Simple backpropagation Neural Network algorithm (Python)

I'm trying to understand back-propagation, for that I using some python code, but it's noting working properly. When I train with xor input-output the error does not converge. But if I change the value of the last output of xor it converge.

If I put some target output values >1 the error converge for target-1, this dos not seen to be right.

import numpy as np
import random

class neural_network():

    activation = [] #List of values with the values of activation of each layers
    weightsIn = []
    weightsOut = []

    def __init__(self, sizeOfLayers):
        '''
            sizeOfLayers: Tuple with numbers of neurons of each layer
            (in, hidden, out)
        '''
        if len(sizeOfLayers) > 3:
            raise ValueError('Wrong number of layers')
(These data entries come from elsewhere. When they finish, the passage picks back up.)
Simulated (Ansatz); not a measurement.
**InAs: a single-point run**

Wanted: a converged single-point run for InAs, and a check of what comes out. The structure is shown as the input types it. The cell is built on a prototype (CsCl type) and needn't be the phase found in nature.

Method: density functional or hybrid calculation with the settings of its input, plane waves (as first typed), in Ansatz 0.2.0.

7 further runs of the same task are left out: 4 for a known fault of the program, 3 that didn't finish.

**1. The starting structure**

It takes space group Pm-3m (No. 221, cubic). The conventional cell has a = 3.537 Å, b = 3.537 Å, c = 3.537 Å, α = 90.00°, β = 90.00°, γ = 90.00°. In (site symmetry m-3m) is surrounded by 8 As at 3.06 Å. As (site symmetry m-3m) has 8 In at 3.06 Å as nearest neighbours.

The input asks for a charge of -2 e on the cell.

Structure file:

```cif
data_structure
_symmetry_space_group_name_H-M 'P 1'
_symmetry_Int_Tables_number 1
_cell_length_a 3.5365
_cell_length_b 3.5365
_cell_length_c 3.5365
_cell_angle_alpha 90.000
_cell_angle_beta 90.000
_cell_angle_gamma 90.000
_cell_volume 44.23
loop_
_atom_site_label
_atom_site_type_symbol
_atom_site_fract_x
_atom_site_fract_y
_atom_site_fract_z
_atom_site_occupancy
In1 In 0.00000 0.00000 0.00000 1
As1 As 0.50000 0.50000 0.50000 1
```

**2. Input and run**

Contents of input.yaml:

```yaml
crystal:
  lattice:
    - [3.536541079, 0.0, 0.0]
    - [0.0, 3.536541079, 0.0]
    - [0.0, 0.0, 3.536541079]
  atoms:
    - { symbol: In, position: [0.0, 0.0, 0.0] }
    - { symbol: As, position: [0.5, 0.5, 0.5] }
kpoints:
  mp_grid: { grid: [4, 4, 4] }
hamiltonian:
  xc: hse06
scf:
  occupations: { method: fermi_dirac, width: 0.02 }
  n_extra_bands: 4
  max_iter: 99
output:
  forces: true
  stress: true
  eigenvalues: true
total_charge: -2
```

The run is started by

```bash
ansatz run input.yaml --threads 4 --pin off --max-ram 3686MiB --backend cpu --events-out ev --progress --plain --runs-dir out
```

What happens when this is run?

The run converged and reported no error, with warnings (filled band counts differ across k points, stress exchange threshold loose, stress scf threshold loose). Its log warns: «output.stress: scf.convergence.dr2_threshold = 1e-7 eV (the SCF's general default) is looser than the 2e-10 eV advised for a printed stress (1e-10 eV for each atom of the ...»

        self.sizeOfLayers = sizeOfLayers
        for i in range(len(sizeOfLayers)):
            if i == 0:
                #input layer + bias
                self.activation.append(sizeOfLayers[i]*[0.0] + [0.0])
            else:
                self.activation.append(sizeOfLayers[i]*[0.0])
        # Wi = len(Hid) x len(IN)+1(bias)
        self.weightsIn = np.random.random((sizeOfLayers[1], sizeOfLayers[0] + 1))
        # Wo = len(OUT) x len(Hid)
        self.weightsOut = np.random.random((sizeOfLayers[2], sizeOfLayers[1]))

    def forward(self, X):
        '''
            X: Vetor de entradas
        '''
        #In+bias add ativation vector
        self.activation[0] = np.vstack((np.array([X]).T, np.array([1])))
        #sum of (weights x in)
        self.sumHidden = self.weightsIn.dot(self.activation[0])
        #Ativation of hidden layer
        self.activation[1] = (self.sigmoid(self.sumHidden))
        #sum of(out weights x activation of last layer)
        self.sumOut = self.weightsOut.dot(self.activation[1])
        #activation of output
        self.activation[2] = (self.sigmoid(self.sumOut))
        return self.activation[2].T

    def backPropagate(self, Y, trainRate = 0.1):
        '''
            Y: output target
            trainRate:
        '''
        if len(Y) != self.sizeOfLayers[2]:
            raise ValueError('Wrong number of inputs')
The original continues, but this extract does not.